However what I'm struggling to understand is how, or if it's even possible, to automate the switch from 'Initialized' state to a 'Broken' state upon completion of the initialization stage???


Yeah. Normally puppet deals with achieving the desired state in a single run of puppet. So one possible solution is to have puppet block! I really don't think that in this situation that would be a good idea, since it would leave everything else on the machine unmanaged for an unknown length of time.
 
Now these databases definitions are currently driven from a YAML backend which maintains information such as database name, volume information, primary netapp controller, replication netapp controller, etc... Currently, this YAML file is just a file on the puppet master... However there are ambitions to move this into a more dynamic backend, such as CouchDB or similar... So that opens the possibility to automatically update the YAML resource state.. However Puppet still needs to be able to support updating that backend based on the information it gets from the actual resource...

So to flow it out:
  1. Create a new database in backend ->
  2. Puppet creates volumes on primary ->
  3. Data is added to volumes ->
  4. Backend updated to indicate replication is required ->
  5. Puppet creates volumes on Secondary and adds Snapmirror relationship ->
  6. Snapmirror initializes in background ->
  7. Puppet periodically runs against network device and checks resource state ->
  8. Backend resource state is updated following each run? ->
  9. Snapmirror initialization completes ->
  10. Puppet runs, detects new resource state and then triggers break?
  11. Backend resource state updated to 'broken'?
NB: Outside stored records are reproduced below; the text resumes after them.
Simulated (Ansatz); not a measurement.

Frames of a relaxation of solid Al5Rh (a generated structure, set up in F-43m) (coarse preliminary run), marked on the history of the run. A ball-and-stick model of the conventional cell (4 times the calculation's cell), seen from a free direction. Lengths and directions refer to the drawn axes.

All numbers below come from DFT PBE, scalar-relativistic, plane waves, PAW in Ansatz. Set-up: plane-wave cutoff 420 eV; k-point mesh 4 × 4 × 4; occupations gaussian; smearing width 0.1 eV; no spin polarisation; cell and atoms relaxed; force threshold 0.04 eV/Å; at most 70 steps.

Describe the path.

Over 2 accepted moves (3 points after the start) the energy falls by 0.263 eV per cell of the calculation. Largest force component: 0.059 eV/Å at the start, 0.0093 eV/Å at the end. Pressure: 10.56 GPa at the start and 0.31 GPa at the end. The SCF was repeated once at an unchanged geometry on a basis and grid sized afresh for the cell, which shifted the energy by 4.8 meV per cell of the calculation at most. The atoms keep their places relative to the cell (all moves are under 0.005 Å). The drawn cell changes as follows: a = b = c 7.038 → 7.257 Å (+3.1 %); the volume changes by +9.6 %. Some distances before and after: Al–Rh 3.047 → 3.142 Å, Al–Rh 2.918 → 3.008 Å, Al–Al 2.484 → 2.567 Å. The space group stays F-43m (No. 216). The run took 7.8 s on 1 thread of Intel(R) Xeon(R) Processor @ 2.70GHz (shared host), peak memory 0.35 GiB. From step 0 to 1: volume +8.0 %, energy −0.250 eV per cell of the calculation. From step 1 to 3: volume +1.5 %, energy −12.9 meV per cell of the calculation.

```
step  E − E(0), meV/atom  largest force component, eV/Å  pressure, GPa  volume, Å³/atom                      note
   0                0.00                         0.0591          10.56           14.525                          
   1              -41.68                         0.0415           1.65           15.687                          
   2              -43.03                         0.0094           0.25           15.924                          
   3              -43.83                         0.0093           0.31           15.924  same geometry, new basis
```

Now 1 to 7 above are fine, but 8 to 11 are where I get a bit unsure... 

I think you have most of the picture here. Puppet manages some of the transitions between states in order to get to that final "broken" state. Using defined resource types or parameterized classes won't get you there since the information about whether the next step of the management of the resource can be taken is on the node. As you said earlier, it is once the snapmirror process reaches the "initialized" state that puppet should finish its job.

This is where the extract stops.